As a materials supplier, maintaining leverage over some of the higher ups within the contractual chain can be a difficult task. To help mitigate this issue, suppliers should consider all of the tools in their toolbox—including the Prompt Payment Act.
The Prompt Payment Act allows suppliers to hold some parties accountable for failing to meet payment deadlines. While the federal Prompt Payment Act applies to companies that provide material or labor on federal construction projects, many states enforce their own prompt payment laws on private and public projects.
Because prompt payment laws vary by state, credit professionals should know how they can effectively use these statutes in the states that they do business. Katy Baird, construction law attorney at Andrews Myers PC (Houston, TX), shared some of the benefits of Texas's Prompt Payment Act, including:
During a recent meeting of the NACM Construction Thought Leadership Discussion Group, Baird also suggested using prompt payment laws in conjunction with construction trust fund statutes as an even more effective way of gaining leverage. "Provided your state maintains a prompt payment act and construction trust fund statute, it is incredibly helpful to include a reference to those statutes and their potential penalties in your demand letters," Baird said. "The sooner the party above you in the chain of construction understands its potential liability for violating those acts the more likely you are to get paid prior to filing a lawsuit."
These statutes can provide more leverage "whether you have lien rights or not," Baird said. They also can serve as attention grabbers that bring higher ups to the table. "In Texas, the trust fund violation statute allows you to assert individual liability against the parties that exercise improper control over the funds on behalf of the company. This enables you to include the individual officers and directors of the company who might have control over the funds in your demand letter," Baird said. "Under the Prompt Payment Act in Texas, the threat of 18% interest accruing per year on the total amount due and owing is a huge incentive for the party you contracted with to settle the claim with you quickly in order to prevent interest from continuing to accrue."

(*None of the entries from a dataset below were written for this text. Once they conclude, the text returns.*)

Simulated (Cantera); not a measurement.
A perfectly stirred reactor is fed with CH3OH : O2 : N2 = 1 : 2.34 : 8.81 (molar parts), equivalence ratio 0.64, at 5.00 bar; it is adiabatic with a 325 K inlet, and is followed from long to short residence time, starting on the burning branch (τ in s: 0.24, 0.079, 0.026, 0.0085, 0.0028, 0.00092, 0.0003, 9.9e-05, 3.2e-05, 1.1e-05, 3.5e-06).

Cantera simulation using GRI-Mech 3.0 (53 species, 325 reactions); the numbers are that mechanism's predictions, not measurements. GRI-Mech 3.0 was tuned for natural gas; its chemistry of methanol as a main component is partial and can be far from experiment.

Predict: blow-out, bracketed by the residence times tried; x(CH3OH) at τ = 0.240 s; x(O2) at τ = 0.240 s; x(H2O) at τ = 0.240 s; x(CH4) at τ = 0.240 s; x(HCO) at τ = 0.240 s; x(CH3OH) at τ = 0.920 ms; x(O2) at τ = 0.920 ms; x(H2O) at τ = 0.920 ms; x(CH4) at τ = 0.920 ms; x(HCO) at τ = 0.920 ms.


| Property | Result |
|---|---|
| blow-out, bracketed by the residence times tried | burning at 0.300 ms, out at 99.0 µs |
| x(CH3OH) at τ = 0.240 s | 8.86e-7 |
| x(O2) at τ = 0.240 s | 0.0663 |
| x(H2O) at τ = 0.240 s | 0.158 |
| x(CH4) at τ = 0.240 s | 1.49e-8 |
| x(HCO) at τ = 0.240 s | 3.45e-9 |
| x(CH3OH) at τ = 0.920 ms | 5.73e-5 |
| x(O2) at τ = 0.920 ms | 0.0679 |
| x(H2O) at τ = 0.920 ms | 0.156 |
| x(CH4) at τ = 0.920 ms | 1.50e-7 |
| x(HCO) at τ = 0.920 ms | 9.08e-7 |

According to Baird, some prompt payment acts will likely include exceptions that accused parties may use in defense of the failure to make timely payments. One exception under current Texas law requires the party you contracted with to have a "good faith dispute" concerning the amount owed, she added. These good faith disputes may come in the form of a claim for defective work or the potential for delays to be assessed by the owner on the project, relating to your performance.
"That being said, it is important to determine if the full amount being withheld is lawful under the statute," Baird said. "In Texas, the contractor is only allowed to withhold 100% of the value of the good faith dispute, meaning that you can negotiate for a partial release of the funds in excess of the disputed amount while you are working to settle the remaining portion of your claim."
That may not be the only obstacle suppliers can face when enforcing prompt payment laws. In fact, higher ups may try to eliminate certain benefits that suppliers can gain through a prompt payment act.
"Many contracts will try to waive interest for failure to make timely payment," Baird said. "In Texas, the statute specifically states that any attempt to waive the prompt payment act is void. It's important to know whether or not your state allows for a contractual waiver of this provision prior to executing the contract so that you don't inadvertently waive your leverage under your state's statute."